C.R.
You have a right not to be happy, E.. What does hubby think he is doing??? he needs to grow up and be a husband to you and a dad to those little boys. I'd tell him a to be a role model not an embarrassment.
It sounds like you need some counseling but he also souds like he has way to much free time on his hands.
The drinking will be his (and your) downfall eventually.
It will drive a wedge so dep and so wide between you that your skin will crawl when you hear him drop ice in a glass.
I stayed with my husband a drinker of 30+ years for 35 years before having enough and calling it quits. I felt like a doormat. Oddly enough, my children now grown, encoraged me to leave him. I had no idea how the drinking had affected all of them over the years. The girls still talk with him the boys don't. It is his loss.
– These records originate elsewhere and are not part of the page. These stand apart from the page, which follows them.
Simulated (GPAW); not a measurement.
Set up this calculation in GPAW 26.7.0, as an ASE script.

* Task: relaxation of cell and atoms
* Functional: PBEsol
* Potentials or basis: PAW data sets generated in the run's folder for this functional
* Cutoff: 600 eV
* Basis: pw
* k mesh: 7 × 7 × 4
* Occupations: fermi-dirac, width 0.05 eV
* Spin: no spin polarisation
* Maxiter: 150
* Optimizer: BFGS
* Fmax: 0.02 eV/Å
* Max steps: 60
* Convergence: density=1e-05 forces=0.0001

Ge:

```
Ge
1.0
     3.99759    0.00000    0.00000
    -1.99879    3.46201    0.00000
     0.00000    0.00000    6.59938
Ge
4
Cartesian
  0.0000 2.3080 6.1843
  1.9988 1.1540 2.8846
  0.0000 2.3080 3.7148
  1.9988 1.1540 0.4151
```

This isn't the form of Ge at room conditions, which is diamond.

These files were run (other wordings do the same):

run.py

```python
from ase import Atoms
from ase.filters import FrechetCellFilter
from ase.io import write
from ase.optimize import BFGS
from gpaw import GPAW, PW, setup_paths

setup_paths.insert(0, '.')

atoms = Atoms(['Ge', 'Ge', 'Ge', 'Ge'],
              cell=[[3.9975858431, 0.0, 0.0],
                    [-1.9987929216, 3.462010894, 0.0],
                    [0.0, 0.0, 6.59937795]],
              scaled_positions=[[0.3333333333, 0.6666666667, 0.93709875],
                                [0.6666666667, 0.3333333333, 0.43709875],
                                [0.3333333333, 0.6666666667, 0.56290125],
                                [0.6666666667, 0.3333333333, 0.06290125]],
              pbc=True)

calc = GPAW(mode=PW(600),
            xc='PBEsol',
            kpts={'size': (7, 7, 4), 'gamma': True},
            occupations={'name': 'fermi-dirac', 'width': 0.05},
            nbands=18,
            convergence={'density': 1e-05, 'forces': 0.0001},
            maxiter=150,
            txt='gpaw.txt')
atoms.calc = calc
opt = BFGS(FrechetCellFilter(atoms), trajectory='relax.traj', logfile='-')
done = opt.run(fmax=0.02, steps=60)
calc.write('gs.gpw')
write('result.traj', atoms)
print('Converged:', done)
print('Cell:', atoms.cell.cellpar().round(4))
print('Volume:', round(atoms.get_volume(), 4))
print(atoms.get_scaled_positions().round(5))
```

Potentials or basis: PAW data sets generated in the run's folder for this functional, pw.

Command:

I worry about you young moms and dealing with all of this.
Again, IF he will go to counseling, I would try that. He does NOT NEED to stay out over night. What does he think this is?? 12 years old and a sleepover event? Of course he is fooling around and you are giving him the opportunity by not making him stand up to the plate and be a husband and responsible father. You and your sons deserve better than that.
Sorry about the straightforward talk. I feel that works best.
HE has a lot to lose here. Even if you don't stay together, he will have to pay you child support until those boys are 18 years old. DON'T put up with his youthful behavior another day. Always tell yourself that YOU are a worthy person and he is being disrespectful to his son's mother by acting this way. IT is the only way to look at this situation.
Good luck, E.. I will keep you in my thoughts and prayers.